Inverse trigonometric functions play a significant role when dealing with angles and their ratios. They are the reverse operations of the standard trigonometric functions like sine, cosine, and tangent.
Instead of finding the ratio from an angle, they help find the angle from a given ratio. For example,

• \( \sin^{-1} \) or arcsin is used when you have the sine ratio and need the angle.
• \( \cos^{-1} \) or arccos is used when you have the cosine ratio and need the angle.

In the given exercise,

• \( \sin^{-1} \frac{3}{5} \) determines the angle whose sine is 3/5. The result can be denoted as \( \theta \).
• \( \cos^{-1} \frac{5}{13} \) determines the angle whose cosine is 5/13. The result can be denoted as \( \beta \).

Once identified, these angles can be used with other trigonometric identities to find the required solution, as seen in the process of determining \( \cos(\theta + \beta) \).

Exact values in trigonometry allow us to resolve expressions without relying on decimal approximations. When finding the precise value of trigonometric expressions, we often revert to fundamental properties and identities.
In the problem at hand, determining exact trigonometric values involves finding the complementary or supplementary trigonometric values based on known ratios.

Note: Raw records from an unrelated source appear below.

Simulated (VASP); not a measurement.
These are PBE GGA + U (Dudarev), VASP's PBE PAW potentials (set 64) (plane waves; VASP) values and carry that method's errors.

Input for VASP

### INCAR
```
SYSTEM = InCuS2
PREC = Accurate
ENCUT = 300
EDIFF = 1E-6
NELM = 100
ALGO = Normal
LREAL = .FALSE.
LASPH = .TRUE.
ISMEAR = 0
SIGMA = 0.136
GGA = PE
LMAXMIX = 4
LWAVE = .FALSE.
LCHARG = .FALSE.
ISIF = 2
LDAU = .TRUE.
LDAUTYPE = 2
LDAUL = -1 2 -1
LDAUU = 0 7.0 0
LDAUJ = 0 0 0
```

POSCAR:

• Given \( \sin \theta = \frac{3}{5} \), we find \( \cos \theta \) using the Pythagorean identity: \( \cos^2 \theta = 1 - \sin^2 \theta \), leading to \( \cos \theta = \frac{4}{5} \).
• Similarly, \( \cos \beta = \frac{5}{13} \) was used to find \( \sin \beta \) in the same manner, resulting in \( \sin \beta = \frac{12}{13} \).

These exact values are crucial for accurately calculating the resultant trigonometric expression \( \cos(\theta + \beta) \) through the cosine sum formula.

The cosine sum formula is essential in trigonometry for combining angles. It expresses the cosine of the sum of two angles in terms of their individual sines and cosines.
The formula is:

• \( \cos(\theta + \beta) = \cos \theta \cos \beta - \sin \theta \sin \beta \).

In the provided exercise, this formula was critical in resolving the final expression:

• Using known values: \( \cos \theta = \frac{4}{5} \) and \( \cos \beta = \frac{5}{13} \), and the previously calculated \( \sin \theta = \frac{3}{5} \) and \( \sin \beta = \frac{12}{13} \).
• The substitution into the formula gives \( \frac{4}{5} \times \frac{5}{13} - \frac{3}{5} \times \frac{12}{13} \).
• Solving these multiplications and performing a straightforward subtraction leads us to the exact answer: \( \frac{-16}{65} \).

Understanding and applying this formula is key to solving expressions that involve angles added together without the use of a calculator.